Premier Wen Jiabao has an unspoken message to his Group of 20 counterparts in Mexico today: This time, don’t count on a growth bailout from China.
In the depths of the 2008 credit crunch, Wen’s 4 trillion yuan ($586 billion) fiscal injection over two years and 17.6 trillion yuan credit surge helped prop up the global economy. In China, it fueled a property bubble, stoked inflation and amassed bad debts that Fitch Ratings says weakened the banking system.
“The government is trying to strike a better balance between stabilizing growth in the short term and adjusting structure in the long term,” said Peng Wensheng, chief economist in Beijing at China International Capital Corp., who worked at the International Monetary Fund and Hong Kong’s central bank. Total stimulus this year may be less than one- third the size of the 5.4 trillion yuan fiscal and monetary firepower of 2009, Peng said.

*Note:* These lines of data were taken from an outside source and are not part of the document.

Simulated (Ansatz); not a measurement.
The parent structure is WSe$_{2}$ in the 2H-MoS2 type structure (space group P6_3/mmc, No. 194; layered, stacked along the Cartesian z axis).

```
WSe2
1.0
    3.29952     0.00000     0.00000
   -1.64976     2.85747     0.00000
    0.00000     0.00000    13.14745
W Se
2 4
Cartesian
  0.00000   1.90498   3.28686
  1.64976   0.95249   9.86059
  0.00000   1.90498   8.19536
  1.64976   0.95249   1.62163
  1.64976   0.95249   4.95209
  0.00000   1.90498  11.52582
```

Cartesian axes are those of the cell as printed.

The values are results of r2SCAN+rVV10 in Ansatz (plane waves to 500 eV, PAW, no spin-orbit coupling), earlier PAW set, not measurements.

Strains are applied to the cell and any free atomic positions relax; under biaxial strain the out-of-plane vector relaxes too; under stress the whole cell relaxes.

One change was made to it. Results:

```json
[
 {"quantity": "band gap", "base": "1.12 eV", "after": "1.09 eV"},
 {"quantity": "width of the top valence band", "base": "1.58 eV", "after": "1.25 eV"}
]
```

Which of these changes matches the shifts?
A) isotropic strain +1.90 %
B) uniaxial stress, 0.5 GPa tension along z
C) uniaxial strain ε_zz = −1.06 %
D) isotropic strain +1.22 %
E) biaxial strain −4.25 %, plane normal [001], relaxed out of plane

Investment is more strategically focused than the efforts that year that helped cushion everyone from Australian iron-ore exporters to General Motors Co., which saw its Chinese sales soar 67 percent as it coped with bankruptcy at home. Of some 818 billion yuan in projects recently approved, 55 percent were for clean energy or subsidies for fuel-efficient cars, according to Australia and New Zealand Banking Group Ltd.